Skip to content

M34 solution: Part E capstone, the on-call shift

One integrated on-call drill that runs M31 + M32 + M33 over a single incident, plus an eval gate that scores the whole shift. Offline, deterministic, no API key.

Files

File Role
parts.py The Part E toolkit in one place: compact, labeled versions of the primitives from M31 (SLO/burn/alert/Incident/postmortem), M32 (triage/route/correlate), and M33 (ReleaseManager: canary/rollback). Each block names its source module.
drill.py run(): the shift as a numbered story, a bad deploy → storm correlated → sev1 page → linked ticket → rollback → postmortem + regression → canaried fix. Returns a structured result + a trace.
demo.py Narrates the shift in sections A–G, each labeled with the owning module. Start here.
evals.py The eval gate (M26): seven checks over the shift; exits 0 if all hold, non-zero otherwise.
../starters/extend.py Your turn: add a second incident type (e.g. a stale-index outage fixed by reindex) and a matching check.

Run it

# the shift, narrated (offline, free, instant):
python demo.py

# the eval gate over the whole shift (exit 0 = good, 1 = a regression):
python evals.py ; echo "exit: $?"

The story it tells (which module owns each stage)

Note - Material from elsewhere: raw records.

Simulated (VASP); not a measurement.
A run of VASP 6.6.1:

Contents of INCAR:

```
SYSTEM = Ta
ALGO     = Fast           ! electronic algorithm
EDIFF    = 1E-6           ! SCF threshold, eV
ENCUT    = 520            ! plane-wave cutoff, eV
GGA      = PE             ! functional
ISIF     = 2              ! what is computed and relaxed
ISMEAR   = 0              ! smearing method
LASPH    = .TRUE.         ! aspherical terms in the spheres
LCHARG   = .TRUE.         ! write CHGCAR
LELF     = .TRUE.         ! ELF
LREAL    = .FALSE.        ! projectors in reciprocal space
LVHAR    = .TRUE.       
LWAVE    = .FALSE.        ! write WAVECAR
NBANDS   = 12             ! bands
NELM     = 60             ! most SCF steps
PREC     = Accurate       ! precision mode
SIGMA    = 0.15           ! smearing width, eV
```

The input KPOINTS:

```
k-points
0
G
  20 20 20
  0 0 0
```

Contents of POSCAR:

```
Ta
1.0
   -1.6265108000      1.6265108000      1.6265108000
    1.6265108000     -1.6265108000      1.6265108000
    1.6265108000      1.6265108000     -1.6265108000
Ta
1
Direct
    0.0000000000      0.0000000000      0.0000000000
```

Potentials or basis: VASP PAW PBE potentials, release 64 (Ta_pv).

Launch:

  1. Intake (M32): 40 alerts correlate into 5 incidents; a user ticket is triaged (sev2 → L2) and linked.
  2. Detect (M31): the live release regressed quality to 80% vs a 99% SLO; the 20x burn pages sev1.
  3. Mitigate (M31 → M33): the runbook's first play is a rollback to the last-good release; SLI 80% → 100%.
  4. Learn (M31 → M26): a blameless postmortem becomes a regression eval case for the gate.
  5. Ship the fix (M33): the corrected release is canaried against live and promoted.
  6. Verify (M26): the gate scores all of the above and exits non-zero if any step slipped.

Verified (offline)

  • demo.py runs end to end and is deterministic: 40 alerts → 5 incidents; sev1 page at a 20x burn; rollback recovers the SLI 80% → 100%; the fix canary returns promote; final live = v3-fix.
  • evals.py returns 7/7, exit 0. Break the fix on purpose (make v3_fix answer refunds wrong) and the canary rejects it, so it is never promoted, and the gate drops to 6/7, exit 1.
  • parts.py, drill.py are dependency-free and import without a key. Integrates M31–M33; the gate is the M26 pattern; the service under operation stands in for the M27 agent.